Whippersnappers prefer MP3 sound quality over CD sound quality

iconmp3 Sell the sizzle, not the steak. That’s what they say, apparently. “They” being people who are good at selling stuff to other people who can’t always see the steak through the smoky sizzle. There’s apparently another type of sizzle that kids these days can’t get enough of; the sizzle-like sound of noise artifacts in lower-quality MP3 files.

According to a Stanford music professor, each school year more and more incoming students prefer the sound of MP3 music files when played against the same versions on CDs. Some speculate that this is because younger generations have grown comfortable with the MP3 sizzle, just as certain generations find comfort in the pops and crackles of vinyl records.

I’d offer that it might be because MP3 files sound “normal” to kids, while CDs sound “different” (even though the audio quality is arguably much higher). So kids might just identify with a version of a song that sounds like the rest of the songs on their iPod sound.

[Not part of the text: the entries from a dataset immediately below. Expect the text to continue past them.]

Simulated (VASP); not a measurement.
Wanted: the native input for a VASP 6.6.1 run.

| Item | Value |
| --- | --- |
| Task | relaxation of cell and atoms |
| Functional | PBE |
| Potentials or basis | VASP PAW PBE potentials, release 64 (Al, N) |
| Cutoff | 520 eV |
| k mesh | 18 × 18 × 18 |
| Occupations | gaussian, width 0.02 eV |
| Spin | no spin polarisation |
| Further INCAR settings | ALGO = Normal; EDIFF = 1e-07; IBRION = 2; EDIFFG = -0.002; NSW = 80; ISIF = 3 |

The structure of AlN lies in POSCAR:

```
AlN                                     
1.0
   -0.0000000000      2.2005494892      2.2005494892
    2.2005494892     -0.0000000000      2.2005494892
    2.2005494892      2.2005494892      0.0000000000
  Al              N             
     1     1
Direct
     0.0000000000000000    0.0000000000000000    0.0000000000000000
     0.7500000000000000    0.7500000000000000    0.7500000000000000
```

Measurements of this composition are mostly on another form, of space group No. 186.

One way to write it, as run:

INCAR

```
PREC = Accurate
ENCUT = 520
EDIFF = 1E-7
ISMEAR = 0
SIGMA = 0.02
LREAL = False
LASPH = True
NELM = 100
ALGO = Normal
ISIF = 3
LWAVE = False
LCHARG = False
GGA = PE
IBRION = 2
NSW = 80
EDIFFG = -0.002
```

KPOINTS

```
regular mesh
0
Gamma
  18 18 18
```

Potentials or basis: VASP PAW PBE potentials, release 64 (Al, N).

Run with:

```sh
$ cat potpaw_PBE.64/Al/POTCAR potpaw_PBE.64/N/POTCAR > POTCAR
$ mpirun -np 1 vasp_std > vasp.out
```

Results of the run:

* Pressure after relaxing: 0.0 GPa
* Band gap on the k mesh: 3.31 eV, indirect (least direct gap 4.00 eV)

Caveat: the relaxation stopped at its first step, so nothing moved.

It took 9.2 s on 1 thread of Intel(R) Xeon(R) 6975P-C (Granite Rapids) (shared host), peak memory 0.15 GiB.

I myself have been listening primarily to MP3s for about ten years now, although I grew up on CDs. I found an old Metallica CD a few months ago and listened to it with noise-canceling headphones on and I remember thinking, “Holy crap, I forgot how good CDs sound.” Then I promptly returned to my collection of MP3s. The CD sounded great, but I’m not going to start toting a Discman around or only download lossless audio files from now on.

And I’m guessing that for generations who have never used CDs in the first place, the 128- to 256-kbit/s files they’ve been downloading from everywhere sound most natural to them.